For as long as any millennial or zoomer can remember, axe throwing, trivia, and shuffleboard have been the go-to activities for the subset of New York nightlife venues that might best be called “competition bars.” Now, a new entrant in this increasingly crowded field has appeared on the southern tip of Manhattan: Lawn Club, a 15,000-square-foot, Astroturfed indoor park devoted to any kind of game you might play in a suburban yard. That means patrons can, for $75 per hour, choose among bocce, cornhole, and the tailgating standby beersbee (for the uninitiated: You try to knock a bottle off a pole with a Frisbee). Booking the secluded rear court, however, grants access to the most superior lawn-and-drinking game: croquet.
Perhaps I’m biased, having attended a small college where it was our top sport, but it was easy for me to assemble a party of eight eager to try out the lawn, with three national collegiate champions among us. The verdict: Lawn Club’s owners clearly know their Sunshiny CQ16s from their Dawson 2000s, as all of the equipment on hand meets regulation standards, even if the green itself is smaller than the standard nine-wicket setup — a concession to building a court inside the Seaport. Every group is assigned a Lawncierge (easily spotted in their green tracksuits) to maintain order. After helping set up, ours kept track of play, gently enforcing rules when necessary. Without their help, we may never have had a winner in the two hours we had the court booked.

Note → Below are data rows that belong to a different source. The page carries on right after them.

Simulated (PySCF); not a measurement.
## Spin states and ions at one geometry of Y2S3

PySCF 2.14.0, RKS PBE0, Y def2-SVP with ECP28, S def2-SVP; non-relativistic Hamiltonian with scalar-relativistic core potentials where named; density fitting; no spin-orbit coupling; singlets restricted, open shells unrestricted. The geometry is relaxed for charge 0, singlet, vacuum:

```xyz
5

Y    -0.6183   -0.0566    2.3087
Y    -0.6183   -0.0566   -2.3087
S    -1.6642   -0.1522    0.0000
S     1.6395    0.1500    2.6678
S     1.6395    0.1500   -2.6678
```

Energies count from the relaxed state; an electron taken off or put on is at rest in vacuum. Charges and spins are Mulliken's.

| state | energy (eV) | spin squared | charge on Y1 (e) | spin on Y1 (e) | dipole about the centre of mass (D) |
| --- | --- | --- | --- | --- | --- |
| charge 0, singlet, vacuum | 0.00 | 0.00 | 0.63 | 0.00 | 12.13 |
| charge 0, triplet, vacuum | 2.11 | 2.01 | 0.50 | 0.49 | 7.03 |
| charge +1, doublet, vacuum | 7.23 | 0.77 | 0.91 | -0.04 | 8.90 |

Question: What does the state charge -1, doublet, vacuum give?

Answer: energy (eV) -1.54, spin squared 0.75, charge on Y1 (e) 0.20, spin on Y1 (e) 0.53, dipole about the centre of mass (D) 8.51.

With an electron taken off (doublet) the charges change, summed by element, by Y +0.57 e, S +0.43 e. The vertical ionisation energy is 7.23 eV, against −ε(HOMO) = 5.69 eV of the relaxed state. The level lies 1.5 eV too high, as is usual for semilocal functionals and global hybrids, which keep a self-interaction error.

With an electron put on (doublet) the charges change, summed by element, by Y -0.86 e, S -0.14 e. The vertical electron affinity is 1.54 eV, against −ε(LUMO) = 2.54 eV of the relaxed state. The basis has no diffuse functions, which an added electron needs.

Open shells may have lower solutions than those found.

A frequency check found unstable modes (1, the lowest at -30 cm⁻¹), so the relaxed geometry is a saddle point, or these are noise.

In my experience, croquet is mostly about consuming 30-racks of National Bohemian beer, but Lawn Club’s drinks lean more toward country-club Wasp favorites: multiple G-and-Ts, a riff on a Pimm’s cup fortified with Japanese gin and blood orange, and a surprisingly pleasant bull shot — vodka, beef broth, and a bracing amount of Tabasco, garnished with a pepper-crusted lemon wedge. My group liked it so much we ordered a second round.
Food is as good as it needs to be, with an emphasis on bar classics like smash burgers (served quartered and speared with toothpicks for easy sharing), pigs in a blanket, and various-size piles of wings to nibble while watching a game on one of the 24 televisions scattered around the space.
Late fall may seem a strange time to unveil a business devoted to summer sports, but it’s tailor-made for holiday-party buyouts. Management says tournaments and leagues are on the way next year (“elaborate” trophies are being designed and cast). For now, the Club is open Wednesday to Sunday, so there are plenty of chances to practice.